A company has given the data team its data on job postings. The data scientist's task is to predict the salary of the job postings and has determined to use the average salary as the baseline model for each categorial features. Having to manually unpdate this process each time new data is introduced requires immediate attention before he can move on to other analytic tasks. My job as the data engineer is to create a pipeline that prepares the summary for the average salary of each categorical features; then the data scientist can take the output result and proceeds to perform data analysis and training Machine Learning model.
Datasets: The source data consists of three CSV files and are stored on Cloud in an Amazon S3 bucket. Each observation represents an individual's job posting; each column represents unique information about this applicant and the job applied to.
Amazon Managed Apache Airflow (MWAA): A service hosted on AWS that manage Apache Airflow on the server side. This takes away the user's responsibility in repetitively configuring the airflow environment, which can be unnecessarily time-consuming and mundane. I decided to launch an airflow environment on Amazon MWAA so I can manage the data pipeline without having to worry about the underlying hardware configuration.
Amazon Elastic MapReduce (EMR): Amazon EMR can be used to process a large amount of data using tools such as Apache Hadoop/Spark. The user can easily provision resources for the spark clusters in a highly scalable Big Data environment.
Amazon CloudFormation: A service that provisions a set of AWS infrastructure resources in a reuseable way through a template. For example, you can launch multiple AWS services simultaneously by specifying the corresponding configuration.
Launch an Amazon MWAA environment to create a data pipeline that orchestrates a batch ETL processing workflow in Amazon EMR.
At a high level, the AWS cloud environment for this project is illustrated below.

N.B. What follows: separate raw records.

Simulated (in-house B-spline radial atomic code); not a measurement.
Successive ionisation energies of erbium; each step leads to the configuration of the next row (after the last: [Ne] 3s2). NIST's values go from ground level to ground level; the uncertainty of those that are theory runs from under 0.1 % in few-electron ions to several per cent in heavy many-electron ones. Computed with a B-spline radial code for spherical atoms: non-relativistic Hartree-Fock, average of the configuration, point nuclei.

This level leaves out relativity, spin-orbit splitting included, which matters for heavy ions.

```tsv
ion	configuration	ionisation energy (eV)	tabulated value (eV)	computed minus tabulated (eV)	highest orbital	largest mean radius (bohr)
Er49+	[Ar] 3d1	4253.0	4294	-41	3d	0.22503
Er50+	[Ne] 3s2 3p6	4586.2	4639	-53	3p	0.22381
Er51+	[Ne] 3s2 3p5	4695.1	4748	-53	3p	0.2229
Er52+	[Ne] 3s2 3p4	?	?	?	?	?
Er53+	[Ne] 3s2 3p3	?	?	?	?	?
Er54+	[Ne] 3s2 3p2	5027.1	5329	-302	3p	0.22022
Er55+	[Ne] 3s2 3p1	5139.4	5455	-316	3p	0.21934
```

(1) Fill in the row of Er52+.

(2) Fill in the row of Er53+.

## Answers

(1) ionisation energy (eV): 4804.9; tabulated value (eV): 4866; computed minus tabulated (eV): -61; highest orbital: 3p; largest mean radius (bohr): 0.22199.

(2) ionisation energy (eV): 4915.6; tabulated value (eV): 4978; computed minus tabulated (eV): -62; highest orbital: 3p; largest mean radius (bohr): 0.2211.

An Amazon MWAA environment requires the following resources:
- a VPC that spans across 2 different availability zones, each of which consists of a public and a private subnet, respectively.
- a NAT gateway with a route table in each public subnet to connect to the internet
- A S3 gateway VPC endpoint in each availability zone to ensure private connection between Amazon MWAA and Amazon S3.
- An EMR interface VPC endpoint in each availability zone to ensure secure connection to Amazon EMR from Amazon MWAA.
All the above resources are provisioned with the template airflow_cft.yml using Amazon CloudFormation. (The template is retrieved from the AWS Big Data Blog Orchestrating analytics jobs on Amazon EMR Notebooks using Amazon MWAA. You may also create the same template using Amazon CloudFormation template designer if you want to gain some practice) These are essential in properly setting up the airflow environment in AWS MWAA. Reference the workflow diagram below for a clearer illustration.
At a high-level, the data pipeline orchestrates the following tasks:
- Trigger the DAG
- Provision an EMR cluster
- Submit a spark step in the EMR cluster nodes that executes the ETL workflow
- Wait for the spark submission to complete
- Terminate the EMR cluster
- End the DAG
1. Create an EC2 instance keypair
- The spark cluster created by Amazon EMR launches EC2 instances; you will need a keypair for secure access into the instances.
- Go to Amazon EC2 and scroll down to the Network & Security section
- Create a keypair in .pem format called NV-keypair (or another name you like; but make sure you manually change the keypair name in DAG.py.)
- The EMR_EC2_DefaultRole and EMR_DefaultRole will be automatically created for you by AWS. These IAM roles allow your EC2 instances in the spark cluster to assume the role necessary to access and work with Amazon EMR
2. Create an Amazon S3 bucket
- Amazon MWAA isn't available across all regions. Make sure you select a region where the service is actually available.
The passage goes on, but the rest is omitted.